America's war without end
These days, terrorism seems to be whatever the Bush administration says it is.
Simon Tisdall
October 23, 2007 5:50 PM
Planned US spending on the "global war on terror" is set to rise sharply in the coming year, despite claims from the president, George Bush, that al-Qaida is on the run in Iraq.
A funding request sent to Congress this week seeks $196.4bn (£96bn) for counter-terrorism in 2007-8, $25bn up on this year. The Pentagon's separate budget request amounts to an additional $481.4bn.
Justifying these whopping increases, Mr Bush repeats a favourite mantra, that "America is safer but not yet safe", implying that absolute safety is attainable at some point in the future. In a speech this week, his vice-president, Dick Cheney, was franker: he said the US was engaged in an ideological struggle amounting to war without end.
Details of the spending request reveal how the war, by lumping together numerous disparate challenges, is steadily expanding in terms of aims and geography. Iraq and Afghanistan apart, counter-terror funds are earmarked for US allies in Pakistan and Palestine, for de-nuclearising North Korea, and for fighting drug cartels in Mexico and Central America.

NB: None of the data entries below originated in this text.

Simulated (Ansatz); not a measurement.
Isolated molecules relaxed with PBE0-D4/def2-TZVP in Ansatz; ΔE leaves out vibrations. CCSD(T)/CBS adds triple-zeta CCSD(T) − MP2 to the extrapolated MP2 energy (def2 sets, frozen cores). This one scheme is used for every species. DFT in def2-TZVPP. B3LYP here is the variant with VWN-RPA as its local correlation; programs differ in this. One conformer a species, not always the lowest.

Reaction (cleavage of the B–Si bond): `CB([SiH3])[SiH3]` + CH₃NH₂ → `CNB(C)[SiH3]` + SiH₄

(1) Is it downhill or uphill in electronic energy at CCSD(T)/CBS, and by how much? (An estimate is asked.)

Further escalation came this year with the Pentagon's creation of Africa Command, tasked with tracking down militant Islamists from Somalia to the Maghreb and the Sahel. Mr Cheney says the threat is ubiquitous and pressing. "The extremists in the Middle East ... are trying to seize power by force, keep power by intimidation, and build an empire of fear."
Critics say fear is also being used to keep US citizens and taxpayers in line. Unveiling the updated national strategy for homeland security this month, the White House claimed, without producing new evidence, that al-Qaida was actively trying to infiltrate the US.